Welcome to Derry is set in 1962. It looks decent enough; there are repeated references to “Duck and Cover,” the Cuban missile crisis has an immediate relevance, everyone’s wearing period appropriate clothes. But there’s no real effort to make characters actually behave in ways that feel appropriate to the era. It sounds weirdly prudish, but the kids all swear too goddamn much. I’m not saying children don’t curse, but I don’t really believe that the word “fuck” was that prevalent in a pre-Internet, pre-paid cable era.

Putting that aside, there’s no real sense of place here either, which is kind of a problem in a show where the setting is literally in the title. The only real read I can get off of Derry right now is that everyone seems to kind of hate everyone else; and while that would absolutely be appropriate in Stephen King’s version of the story (although even then, some of this is a bit much), I’m guessing that the show isn’t planning on establishing Pennywise as a cosmic villain. There’s too much “secret military project” nonsense going around, and there’s no impression in this episode that Derry has a reputation among the locals for being a dangerous place.
Why, then, do school kids put together a bizarre elaborate prank to torment Lily, a girl whose father died in a horrible accident? Kids can be absolute bastards for sure, and bullies exist in every era, but this prank—which involves stuffing her locker full of jars of pickles (her dad died in a pickle factory) and rigging one of the jars to fall when she opens it—feels like something a sadistic adult would come up with, not a twelve year-old with a limited budget. There’s no audience for the gag either. Her classmates glance her way, a few laugh, but the ratio of effort to result is so absurd as to border on self-parody.

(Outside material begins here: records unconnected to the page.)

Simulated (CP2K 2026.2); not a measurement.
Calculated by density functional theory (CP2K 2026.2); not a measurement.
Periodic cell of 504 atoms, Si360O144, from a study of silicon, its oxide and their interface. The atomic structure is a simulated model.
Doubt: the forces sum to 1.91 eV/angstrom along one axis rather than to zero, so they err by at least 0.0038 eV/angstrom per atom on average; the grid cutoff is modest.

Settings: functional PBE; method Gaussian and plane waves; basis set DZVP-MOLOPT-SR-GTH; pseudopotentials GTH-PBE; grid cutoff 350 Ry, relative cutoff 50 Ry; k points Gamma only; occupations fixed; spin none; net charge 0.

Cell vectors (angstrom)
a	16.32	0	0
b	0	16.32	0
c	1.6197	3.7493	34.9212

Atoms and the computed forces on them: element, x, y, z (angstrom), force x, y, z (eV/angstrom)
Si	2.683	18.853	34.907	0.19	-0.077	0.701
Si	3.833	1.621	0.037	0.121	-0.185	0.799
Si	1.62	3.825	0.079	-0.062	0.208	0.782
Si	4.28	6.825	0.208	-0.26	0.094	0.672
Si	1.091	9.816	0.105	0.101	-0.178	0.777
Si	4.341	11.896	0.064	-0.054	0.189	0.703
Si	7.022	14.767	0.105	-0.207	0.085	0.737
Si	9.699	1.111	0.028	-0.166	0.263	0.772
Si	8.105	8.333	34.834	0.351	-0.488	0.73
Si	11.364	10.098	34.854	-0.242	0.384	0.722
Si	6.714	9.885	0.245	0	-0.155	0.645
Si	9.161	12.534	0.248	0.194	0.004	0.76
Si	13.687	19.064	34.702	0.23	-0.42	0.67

I’m harping on this, but it’s indicative of a show that is, so far at least, incapable of building a world that feels like more than just a collection of clichés from other shows and movies. Even when it’s not being cliched, there’s an unreality that makes it hard to engage with the material.

Take the scene where Leroy Hanlon, a major brought in as part of a secret military project, is assaulted by two men in gas masks in the middle of the night demanding he tell them state secrets. Hanlon refuses, and with the help of a friend manages to fight them off. My guess is that this is just an effort by his superiors to make sure Hanlon is worth trusting with the real project they’re working on (which will probably have something to do with killer mutant bat thing), but what’s bizarre is that neither men show any urgency after their assailants run off. No immediate “We need to sound the alarm because there are enemy agents on the base,” just a “whoa, that was wild!” as if nothing in the world exists outside of the room they’re in. It’s easy to gloss over, but moments like this—unreality with no real purpose other than writers not bothering to think things through—dominate the episode, making those times without anything nasty to focus on ring hollow and forced.
It will be interesting to see how this develops going forward. I’ll be surprised if Welcome To Derry ever becomes a good show, let alone a great one, but the nastiness and the inventiveness of the episode’s two big setpieces were enough to make me not regret watching it. As mentioned, I have my reservations about the whole “killing three kids who were set up to be main characters” bit, but it could work. And even if it doesn’t, I am always up for some creative horror trash.
Stray observations
- I think I’ll be able to enjoy this one more if I don’t associate it with the novel, but there are a couple of nods here worth mentioning. Lilly, the girl with the dead dad, swaps a charm with Matty, the soon to be dead kid, and gets a turtle in exchange; the Turtle is important to IT’s cosmic mythology, although I’ll be surprised if any of that figures in here. Teddy, the extremely Jewish kid who gets shredded in the final scene, is Teddy Uris; I’m guessing his brother will grow up to be Stan’s dad. And of course there’s Leroy Hanlon, Mike’s grandfather. The scene where Matty talks to Lilly through the tub drain is a riff on a similar scene in the novel, worth mentioning here if only because the other horror sequences are entirely new.
- This is an incredibly small nitpick, but: when the kids do research about Matty’s disappearance, the newspaper article says that a girl (Ronnie Grogan, the other survivor) was the last person to see him alive. It’s necessary that the article says this, because it leads to the kids seeking out Ronnie to ask what happened, but in the opening scene, it’s actually the pissy usher who’s the last person to see Matty, chasing him out of the building and threatening him.
- I don’t understand why Lilly’s dad died in a pickle factory. Maine is not really famous for its pickles. It is known for lumber mills, which is something that would actually make this feel more like a real place.
- The design of the bat monster thing, with its second head poking out of its chest, is cool. And I really did enjoy the cold open; it wasn’t very Pennywise (It changes shape at a whim, but it rarely does groups), but it was surprising and upsetting in the best ways.